Why the New Electricity Charges are Exorbitant and Ridiculous

By Isaac Korir / August 16, 2018



Cheap-electric-power

The public outcry over the increased cost of electricity for domestic users was certainly answered with a billing system that stirred many heads. According to an announcement made by the Energy Regulatory Commission (ERC) on July 30, 2018, the new billing system would lower the amount households spent on buying tokens. Here is how everything is ridiculous.

For one, the new billing process scrapped off the standing charges of 150 shillings a month, which was ideally what Kenyans wanted. Then it got worse. Contrary to what consumers hoped would be a reduction in bills after the exemption of the charges, they now pay more!

Customers who bought tokens from August 1st were left with frustration after receiving an unrealistically negligible number of units for the same amount of money as before.

The fixed charge might have been exempted, but the cost of each unit increased tremendously. For a consumption of up to 10kW, the price of one unit rose from 2.50 shillings to 12 shillings! As if that isn’t enough, the price of 10kW to 50kW increased from 2.50 shillings to 15.80 shillings.

Let’s do a little illustration using someone who bought tokens on two different occasions.

The first purchase he made was in March 3rd, 2018 and with 500 shillings, the number of tokens or units he received was 32.1. Then, there was no breakdown of the other charges on the message but the new change details how the billing process works. This amount was after he had paid the standing charges of 150 shillings.

In his second purchase, which was on August 8, for 500 shillings, he received 22.53 units. Here is why:

The table shows how the 22.53 units were arrived at. Apparently, the tokens are considerably less compared to the 32.1 he got before! Even if he still added the 150 shillings paid before as standing charges, he still would have gotten lesser units.

The change, based on the 10kW to 50kW process is as depicted below:

Key

REP – This is a 5% levy on the cost of the units of power consumed by a customer. Mostly, the levy is passed on to the Rural Electrification Authority (REA) for implementation of the rural electrification projects.

WARMA – This is the levy of energy purchased from hydropower plants.

ERC – It is passed on to the Energy Regulatory Commission (ERC), the regulatory arm of the energy sector.
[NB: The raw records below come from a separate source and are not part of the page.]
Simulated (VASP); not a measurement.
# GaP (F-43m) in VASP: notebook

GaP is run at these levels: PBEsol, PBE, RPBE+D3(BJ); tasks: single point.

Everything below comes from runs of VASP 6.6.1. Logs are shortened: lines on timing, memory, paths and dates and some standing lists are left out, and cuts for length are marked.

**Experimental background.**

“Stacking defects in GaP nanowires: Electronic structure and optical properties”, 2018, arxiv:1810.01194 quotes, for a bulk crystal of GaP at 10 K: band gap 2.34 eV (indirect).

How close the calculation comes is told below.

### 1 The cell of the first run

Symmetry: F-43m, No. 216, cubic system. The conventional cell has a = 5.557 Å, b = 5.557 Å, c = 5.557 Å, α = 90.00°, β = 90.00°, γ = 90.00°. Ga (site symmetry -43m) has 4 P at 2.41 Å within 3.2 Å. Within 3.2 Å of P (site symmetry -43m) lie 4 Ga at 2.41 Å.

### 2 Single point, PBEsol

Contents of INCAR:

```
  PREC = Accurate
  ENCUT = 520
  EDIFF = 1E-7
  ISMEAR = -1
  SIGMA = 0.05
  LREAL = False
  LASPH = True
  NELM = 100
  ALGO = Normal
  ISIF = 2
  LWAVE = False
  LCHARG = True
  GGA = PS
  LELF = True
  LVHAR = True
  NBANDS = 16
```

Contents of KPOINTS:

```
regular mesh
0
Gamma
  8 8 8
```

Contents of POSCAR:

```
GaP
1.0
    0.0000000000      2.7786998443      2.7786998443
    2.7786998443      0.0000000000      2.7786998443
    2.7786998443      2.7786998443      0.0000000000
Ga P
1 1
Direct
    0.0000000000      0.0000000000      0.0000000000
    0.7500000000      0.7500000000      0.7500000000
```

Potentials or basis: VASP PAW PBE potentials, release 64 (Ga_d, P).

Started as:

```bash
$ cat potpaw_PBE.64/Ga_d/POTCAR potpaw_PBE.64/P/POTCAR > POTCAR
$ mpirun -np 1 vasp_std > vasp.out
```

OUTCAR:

FUEL COST CHARGE (FCC) – This charge is the added cost or rebates to the consumers as a result of fluctuations in world prices as well as fluctuations in the quantity of oil consumed by electricity generation. The fuel cost charge lags one month behind the actual the actual price of the fuel. This money is collected by KPLC and all of it is passed on directly to electricity generation companies, who in turn pay fuel suppliers.

FOREX ADJUSTMENT (FOREX) – The foreign exchange component is related to the fluctuation of hard currencies against the Kenya Shilling for expenditure related to the power sector such as project loan repayments.

INFLATION ADJUSTMENT – These are the real prices that show the trends in the commodity price after removing the effect of general inflation.

TAX – This statutory levy of the total amount that is passed on to the Kenya Revenue Authority (KRA).

 

The billing process might seem comprehensive now, but it certainly isn’t as friendly as Kenyans wanted it to be. In fact, some of the concerns raised were that the KPLC and ERC have no constitutional mandate to review the tariff. Nonetheless, one thing remains clear for consumers, the charges are high.